AP Economics Writer
WASHINGTON (AP) -- Joined by his two predecessors, Ben Bernanke marked the 100th anniversary of the Federal Reserve by reflecting on the bold actions past chairmen have had to take in the best interest of the U.S. economy.
To make his point, Bernanke referred light-heartedly to a two-by-four he keeps in his office. It was mailed to the Fed by homebuilders, a sign of protest over high interest rates the central bank used under then-Chairman Paul Volcker in the late 1970s and early 1980s to fight inflation.
Bernanke said writing on the piece of lumber "communicates some distinctly unfavorable views of high interest rates and their effects on the economy."
For Bernanke, the fight has been the opposite. He's kept interest rates at record lows and pursued "controversial but necessary measures" to fight a severe financial crisis.
"Dispassionate analysis, expertise and commitment to public service -- all are values that have served us well," Bernanke told the audience gathered in the Fed's massive board room. "But one value that strikes me as having been at least as important as any other has been the Federal Reserve's willingness, during its finest hours, to stand up to political pressure and make tough but necessary choices."
Bernanke spoke at a ceremony marking the Fed's 100 years .He was joined by former chairmen Volcker and Alan Greenspan.
During his tenure, Volcker drove interest rates to levels not seen since the Civil War. He did so to combat a prolonged bout of high inflation.
Volcker said no one could claim that the Fed has always gotten economic policy exactly right. But he said the central bank has served the country well by acting in the public interest.

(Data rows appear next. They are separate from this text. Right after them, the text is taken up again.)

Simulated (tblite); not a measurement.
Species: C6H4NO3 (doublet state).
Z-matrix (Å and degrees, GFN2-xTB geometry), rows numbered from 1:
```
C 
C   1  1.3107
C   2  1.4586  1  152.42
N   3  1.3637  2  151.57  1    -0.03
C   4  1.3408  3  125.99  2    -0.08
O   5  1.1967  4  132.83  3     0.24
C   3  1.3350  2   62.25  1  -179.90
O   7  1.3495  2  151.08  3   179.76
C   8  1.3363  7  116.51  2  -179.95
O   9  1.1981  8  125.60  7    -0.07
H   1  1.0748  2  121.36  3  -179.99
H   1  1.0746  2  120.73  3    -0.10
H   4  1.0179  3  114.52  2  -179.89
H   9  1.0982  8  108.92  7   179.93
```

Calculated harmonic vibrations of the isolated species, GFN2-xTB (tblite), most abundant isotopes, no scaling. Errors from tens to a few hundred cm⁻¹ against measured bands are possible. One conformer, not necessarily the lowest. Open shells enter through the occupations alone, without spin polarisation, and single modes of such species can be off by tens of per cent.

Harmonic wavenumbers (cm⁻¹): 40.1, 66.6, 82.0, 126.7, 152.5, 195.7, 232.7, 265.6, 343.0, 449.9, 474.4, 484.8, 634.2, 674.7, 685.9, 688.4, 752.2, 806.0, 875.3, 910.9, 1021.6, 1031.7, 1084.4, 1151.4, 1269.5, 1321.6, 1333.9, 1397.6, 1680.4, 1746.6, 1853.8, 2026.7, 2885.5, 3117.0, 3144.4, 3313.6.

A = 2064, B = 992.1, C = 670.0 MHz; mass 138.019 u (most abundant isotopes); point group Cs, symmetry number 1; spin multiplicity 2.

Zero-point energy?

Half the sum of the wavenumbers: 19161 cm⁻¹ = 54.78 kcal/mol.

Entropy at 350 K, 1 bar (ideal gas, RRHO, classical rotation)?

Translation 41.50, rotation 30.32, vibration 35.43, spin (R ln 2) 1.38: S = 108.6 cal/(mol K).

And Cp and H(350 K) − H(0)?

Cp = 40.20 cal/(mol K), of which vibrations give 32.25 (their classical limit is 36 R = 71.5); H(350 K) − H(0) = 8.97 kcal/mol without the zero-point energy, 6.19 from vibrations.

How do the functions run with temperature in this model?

Greenspan, who was chairman from 1987 to early 2006, called the days following the October 1987 stock market crash "truly frightening." But because of quick actions taken by the Fed, he said the impact on the overall economy was minimal.
Bernanke said while economists have well-known difficulties making accurate forecasts even a few quarters into the future, he had one advantage in trying to predict the Fed's next 100 years: "I won't be around to explain why the forecast went wrong."